The magnitude of the current density J flowing normally through a circular area of radius R varies with the radial distance r < R is 

                                J = 3ar + 2b 

where a and b are constants. The current through the circular area is 

Consider a small circular strip of radius r and thickness dr as shown in Fig.  
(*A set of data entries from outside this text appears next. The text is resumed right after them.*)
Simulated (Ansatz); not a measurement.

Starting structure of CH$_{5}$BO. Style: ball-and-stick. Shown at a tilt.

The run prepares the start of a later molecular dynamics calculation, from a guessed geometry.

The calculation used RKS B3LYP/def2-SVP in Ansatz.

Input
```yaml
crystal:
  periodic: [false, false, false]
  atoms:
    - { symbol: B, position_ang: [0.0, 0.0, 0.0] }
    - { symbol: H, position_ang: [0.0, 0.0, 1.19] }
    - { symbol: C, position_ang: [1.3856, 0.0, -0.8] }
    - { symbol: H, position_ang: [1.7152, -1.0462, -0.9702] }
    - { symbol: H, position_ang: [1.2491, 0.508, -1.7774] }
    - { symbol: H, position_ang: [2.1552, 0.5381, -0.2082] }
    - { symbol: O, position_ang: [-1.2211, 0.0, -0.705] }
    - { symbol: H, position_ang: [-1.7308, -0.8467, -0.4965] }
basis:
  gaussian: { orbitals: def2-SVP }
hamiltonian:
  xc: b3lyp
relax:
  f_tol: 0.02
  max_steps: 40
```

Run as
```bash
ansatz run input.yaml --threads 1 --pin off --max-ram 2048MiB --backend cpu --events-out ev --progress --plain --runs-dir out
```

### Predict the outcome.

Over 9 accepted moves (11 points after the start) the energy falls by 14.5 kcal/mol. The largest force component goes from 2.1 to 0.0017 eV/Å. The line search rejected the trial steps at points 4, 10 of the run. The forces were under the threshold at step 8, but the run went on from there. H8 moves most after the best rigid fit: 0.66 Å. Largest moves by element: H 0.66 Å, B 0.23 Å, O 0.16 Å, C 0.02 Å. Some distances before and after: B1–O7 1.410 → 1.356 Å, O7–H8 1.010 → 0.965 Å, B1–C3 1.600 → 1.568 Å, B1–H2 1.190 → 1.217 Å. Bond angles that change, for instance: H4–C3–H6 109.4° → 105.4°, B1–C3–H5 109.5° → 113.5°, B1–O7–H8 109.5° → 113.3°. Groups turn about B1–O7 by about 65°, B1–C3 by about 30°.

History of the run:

The current through the small circular strip is

                      $dI={\int }_{ }J.dA={\int }_{ }JdA \cos \theta$

where dA = $\hat{n}$ dA;   $\hat{n}$ is a unit vector perpendicular to dA. Hence $\theta$= 0°. Also dA = $\pi$(r+ dr)²$-$$\pi r^2$ = 2$\mathrm{\pi }$rdr. Therefore,-

                   $$\begin{gathered} dI={\int }_0^R\left(3\mathrm{ar}+2\mathrm{b}\right)\times 2\mathrm{\pi r} \mathrm{dr}\times \cos 0^0 \\ =2\mathrm{\pi }{\int }_0^{\mathrm{R}}\left(3\mathrm{ar}+2\mathrm{b}\right)\mathrm{r} \mathrm{dr} \\ =6\mathrm{\pi a}{\int }_0^{\mathrm{R}}{\mathrm{r}}^2\mathrm{dr}+4\mathrm{\pi b}{\int }_0^{\mathrm{R}}\mathrm{rdr} \\ =6\mathrm{\pi a}\frac{{\mathrm{R}}^3}{3}+4\mathrm{\pi b}\frac{{\mathrm{R}}^2}{2} \\ =2{\mathrm{\pi aR}}^3+2{\mathrm{\pi bR}}^2 \\ =2{\mathrm{\pi R}}^2\left(\mathrm{aR}+\mathrm{b}\right) \end{gathered}$$